For the LORD will not cast off forever.
Though He causes grief, yet He will show compassion 
according to the multitude of His mercies. (3:32)

Who is he who speaks and it comes to pass, when the Lord has not commanded it? (3:37)

Is it not from the mouth of the Most High that woe and well-being proceed? (3:38)

From this perspective of the Most High God,
Jeremiah calls for himself and his people to turn back to God:

Why should a living man complain, a man for the punishment for his sins? (3:39)

Let us search out and examine our ways, and turn back to the LORD.
Let us lift our hearts and hands to God in heaven. (3:40-41)

From this position of turning around and looking at God,
Jeremiah begins to speak directly to God:

We have transgressed and rebelled, You have not pardoned" (3:42).

You have covered Yourself with a cloud, that prayer should not pass through (3:44).

"I called on Your name, O LORD, from the lowest pit.  You have heard my voice. (3:55-56)

You drew near the day I called on You, and said, "Do not fear!" (3:57)

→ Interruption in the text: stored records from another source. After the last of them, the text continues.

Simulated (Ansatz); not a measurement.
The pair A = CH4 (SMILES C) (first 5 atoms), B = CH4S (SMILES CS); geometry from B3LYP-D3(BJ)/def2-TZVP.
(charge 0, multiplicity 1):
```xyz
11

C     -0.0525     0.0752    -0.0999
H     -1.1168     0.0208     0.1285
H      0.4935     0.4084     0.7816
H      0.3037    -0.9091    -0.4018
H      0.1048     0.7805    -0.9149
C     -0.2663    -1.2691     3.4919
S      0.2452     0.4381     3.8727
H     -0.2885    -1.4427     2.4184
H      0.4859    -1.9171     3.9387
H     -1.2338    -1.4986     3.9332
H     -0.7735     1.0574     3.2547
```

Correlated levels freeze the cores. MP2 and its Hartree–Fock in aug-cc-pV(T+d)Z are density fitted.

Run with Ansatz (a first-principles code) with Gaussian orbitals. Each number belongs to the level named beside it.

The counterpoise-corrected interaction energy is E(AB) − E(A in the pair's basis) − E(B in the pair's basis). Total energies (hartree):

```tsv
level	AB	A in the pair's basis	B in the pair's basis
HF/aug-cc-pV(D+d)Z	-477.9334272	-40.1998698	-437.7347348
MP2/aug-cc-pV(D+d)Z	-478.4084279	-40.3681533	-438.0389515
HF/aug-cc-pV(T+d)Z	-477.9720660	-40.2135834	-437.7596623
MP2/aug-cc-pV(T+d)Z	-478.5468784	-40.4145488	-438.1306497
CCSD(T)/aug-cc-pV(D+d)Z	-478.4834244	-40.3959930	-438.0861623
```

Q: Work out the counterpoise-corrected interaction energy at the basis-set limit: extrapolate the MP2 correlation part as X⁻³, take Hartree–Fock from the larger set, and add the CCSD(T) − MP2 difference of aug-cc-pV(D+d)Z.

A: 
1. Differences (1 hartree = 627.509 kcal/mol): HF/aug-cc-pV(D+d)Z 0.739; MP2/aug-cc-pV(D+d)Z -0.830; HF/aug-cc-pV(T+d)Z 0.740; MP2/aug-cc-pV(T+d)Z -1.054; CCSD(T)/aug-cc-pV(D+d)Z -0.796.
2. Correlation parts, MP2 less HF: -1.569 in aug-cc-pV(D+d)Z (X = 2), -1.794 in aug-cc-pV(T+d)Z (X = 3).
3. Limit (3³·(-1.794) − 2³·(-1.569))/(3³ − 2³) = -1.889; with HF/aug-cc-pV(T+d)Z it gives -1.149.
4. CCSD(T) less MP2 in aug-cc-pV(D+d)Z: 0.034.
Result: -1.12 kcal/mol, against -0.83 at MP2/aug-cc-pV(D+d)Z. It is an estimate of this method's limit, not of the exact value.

O Lord, you have pleaded the case for my soul, you have redeemed my life (3:58).

Lamentations in Chapter 4
With his hope in the LORD, 
Jeremiah returns to acknowledging sins of Jerusalem in the sight of the LORD.  
Jeremiah indeed reveals the profound depth of all sins. 

How the gold has become dim! (4:1).

The tongue of the infant clings to the roof of its mouth for thirst.
The young children ask for bread, but no one breaks it for them. (4:4)

Her nobles were brighter than snow...like sapphire in their appearance.
Now their appearance is blacker than soot. (4:8)

The hands of the compassionate women have cooked their own children.
They became food for them. (4:10)

Lamentations in Chapter 5
Jeremiah continues in the sight of the LORD to acknowledge the sins of Jerusalem .

Remember, O LORD, what has come upon us.  Look and behold our reproach! (5:1)

Our fathers sinned and are no more, but we bear their iniquities (5:7).

The joy of our heart has ceased.  Our dance has turned to mourning.  (5:15)

The crown has fallen from our head.  Woe to us, we have sinned.  (5:16)

A final prayer of hope in Chapter 5
Jeremiah keeps his focus on God,
who alone is his hope as revealed in the middle of Chapter 3.

You, O LORD, remain forever.
Your throne from generation to generation. (5:19)

Why do you forget us forever, and forsake us for so long a time? (5:20)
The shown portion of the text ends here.